God offers a love that doesn’t grow old with time
By: By Sharon Priester
Sixth Sunday of Easter, May 13
Acts of the Apostles 10:25-26,34-35,44-48; Psalm 98:1,2-3,3-4; 1 John 4:7-10; John 15:9-17
How many times have we heard someone say, “I love this pizza” or “I love your new car”? Love is a word used over and over by each of us. Pope Benedict XVI in his encyclical “God is Love” (“Deus Caritas Est”) says, “today the term ‘love’ has become one of the most frequently used and misused of words, a word to which we attach quite different meanings.”
If we say that we love pizza or a car, what does that mean? If we have a pizza, we sometimes don’t finish it so we put in the refrigerator. A week or so later, we discover it, fuzzy and green. So it gets thrown away. Same thing with a car. When a new model car comes out, we get rid of the old car and get the new one. That’s the world we live in today.

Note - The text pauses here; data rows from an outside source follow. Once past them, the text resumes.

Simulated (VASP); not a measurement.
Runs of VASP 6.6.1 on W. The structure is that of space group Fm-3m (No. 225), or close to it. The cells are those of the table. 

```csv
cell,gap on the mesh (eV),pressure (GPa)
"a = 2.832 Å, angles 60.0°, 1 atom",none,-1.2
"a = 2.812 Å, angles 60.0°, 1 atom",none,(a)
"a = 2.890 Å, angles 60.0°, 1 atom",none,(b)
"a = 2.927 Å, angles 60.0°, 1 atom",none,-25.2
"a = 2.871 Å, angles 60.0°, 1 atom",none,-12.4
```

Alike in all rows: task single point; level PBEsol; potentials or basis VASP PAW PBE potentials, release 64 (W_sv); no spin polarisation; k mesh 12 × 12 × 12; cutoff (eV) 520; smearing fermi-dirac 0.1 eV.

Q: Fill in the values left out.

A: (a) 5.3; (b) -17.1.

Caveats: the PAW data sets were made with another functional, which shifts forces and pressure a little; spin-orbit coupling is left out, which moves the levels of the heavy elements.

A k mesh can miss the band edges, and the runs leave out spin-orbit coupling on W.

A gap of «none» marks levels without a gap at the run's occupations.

The love that is the theme of the readings this weekend is not this kind of love. In the Gospel, Jesus, God’s begotten Son, is expressing his love for his disciples — the same love the Father has for him. As his friends, not his slaves, he is ready to lay down his life for them. He instructs them to follow the commandment, “love one another.” If they follow this commandment, they will remain in his love forever.
He tells them this so that they too can experience the same joy he receives from his Father. This joy is a deep, profound love between the Father and the Son, seeking only good for the beloved, willing to sacrifice anything for the other. Jesus chose the disciples and wants them to go forth, to share this everlasting love, spreading it to all nations. The Gospel is concluded with Jesus pointing out that they did not choose him. Instead, he chose them and called them by name. Now they are to go out to teach as he did, to love as he loved. He reassures them, “Whatever you ask the Father in my name, he may give you.” (John 15:16)
A MOTHER’S LOVE
In the first reading, Peter meets a God-fearing man named Cornelius, who drops to his knees in adoration of Peter. Peter lifts him up saying that he too is a man like Cornelius, not be adored like a god. Peter continues to speak to all of those gathered, telling them God accepts them if they fear him and do what is right. Suddenly, the Holy Spirit descended upon those listening.
Realizing that these people received the Holy Spirit just as all the disciples did at Pentecost, Peter ordered that they be baptized in the name of Christ.
In the second reading, John is sharing with the early Christians Christ’s commandment to “love one another.” Anyone who loves God is begotten by God and knows God, for “God is love.” (1 John 4:8) God loves us so much that he gave us his Son, who died for us so that our sins would be forgiven and we could share life with God forever.
There are many people that exemplify God’s everlasting, profound love. We can see it in their smile, how they greet us, through their words and actions. This weekend, as we celebrate Mothers’ Day, let us remember our own mother who showered us with unconditional love, as well as Mary, the Mother of God, who in love responded, “May it be done to me according to your word.” (Luke 1:38)
Let us lift our prayers of thanksgiving to God and the love that he showered upon us:
“Great and loving God, you not only love us; you are lavish with your gift of love. Open my heart, my mind, my will, and all that I am to this gift you give me so generously. Help me, in turn, to love others with just as lavish a love.” (“Walking in Love: 30 Days with the Encyclical ‘God Is Love’ from Pope Benedict XVI”)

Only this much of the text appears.